1 Molecular shape affects molecular reactivity
To start your exploration of the effect of the shape of molecules on how they react, let us start with two simple examples: methane, CH4, and bromomethane, CH3Br.
In both cases, the carbon atoms form four single bonds and it turns out that these are directed towards the corners of a tetrahedron (you will see why this is later).
The resulting molecular shapes are shown in Figure 2 as ball-and-stick representations. The grey sphere is the carbon atom, the white spheres represent the hydrogen atoms and the red sphere is bromine.
If you take bromomethane (Figure 2b) and successively replace each hydrogen atom by a methyl group, CH3, what are the formulas of the resulting molecules?
Ball-and-stick representations of each of these molecules are shown at the top of Figure 3. Again at each carbon atom, there are four bonds directed towards the corners of a tetrahedron, and the complexity of the molecular shape increases from left to right, in line with an increase in the number of carbon atoms.

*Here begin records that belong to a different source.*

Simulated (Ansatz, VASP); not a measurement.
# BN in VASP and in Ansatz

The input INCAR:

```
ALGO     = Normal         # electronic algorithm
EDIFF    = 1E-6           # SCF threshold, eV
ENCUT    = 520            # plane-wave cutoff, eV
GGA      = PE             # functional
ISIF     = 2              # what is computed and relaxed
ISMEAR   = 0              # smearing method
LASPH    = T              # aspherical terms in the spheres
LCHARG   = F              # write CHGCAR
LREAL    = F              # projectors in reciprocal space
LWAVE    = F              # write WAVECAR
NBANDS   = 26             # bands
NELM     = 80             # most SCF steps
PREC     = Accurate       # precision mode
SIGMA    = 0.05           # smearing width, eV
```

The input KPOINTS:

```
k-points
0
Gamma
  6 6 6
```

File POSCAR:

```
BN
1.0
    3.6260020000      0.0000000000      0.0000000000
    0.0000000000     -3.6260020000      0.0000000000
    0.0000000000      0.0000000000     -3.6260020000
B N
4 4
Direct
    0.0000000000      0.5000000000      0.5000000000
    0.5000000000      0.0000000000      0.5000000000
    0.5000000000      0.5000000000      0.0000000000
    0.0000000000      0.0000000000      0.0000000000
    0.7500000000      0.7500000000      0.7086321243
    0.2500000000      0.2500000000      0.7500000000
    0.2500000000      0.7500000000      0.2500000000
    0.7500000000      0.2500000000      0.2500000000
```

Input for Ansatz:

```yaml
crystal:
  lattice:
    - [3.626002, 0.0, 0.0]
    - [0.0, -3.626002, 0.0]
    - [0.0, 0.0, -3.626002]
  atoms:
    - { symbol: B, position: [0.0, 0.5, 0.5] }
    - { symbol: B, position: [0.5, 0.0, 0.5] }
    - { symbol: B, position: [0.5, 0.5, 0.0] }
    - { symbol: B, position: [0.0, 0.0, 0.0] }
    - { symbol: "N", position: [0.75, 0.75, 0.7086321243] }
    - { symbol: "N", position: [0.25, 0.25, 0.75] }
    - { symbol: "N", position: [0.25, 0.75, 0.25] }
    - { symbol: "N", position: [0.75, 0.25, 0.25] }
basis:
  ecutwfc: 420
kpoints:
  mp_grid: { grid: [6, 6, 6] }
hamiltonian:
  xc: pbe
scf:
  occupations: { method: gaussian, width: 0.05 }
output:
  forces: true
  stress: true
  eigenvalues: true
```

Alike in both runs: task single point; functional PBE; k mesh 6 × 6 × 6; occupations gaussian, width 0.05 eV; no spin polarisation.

Ball-and-stick representations are a natural three-dimensional development of structural formulae, and they show the disposition of the atoms in space. But by emphasising the bonds, they fail to reveal the subtleties of the molecular shape created by the different sizes of atoms. In this respect, so-called space-filling models are better. These appear at the bottom of Figure 3. In each case, the viewing direction is the same as the ball-and-stick model above.
Note: also shown in Figure 3 are the relative rates of reaction of the four compounds when they are treated with lithium iodide in acetone (propanone) solution – you will be looking at this in the next section.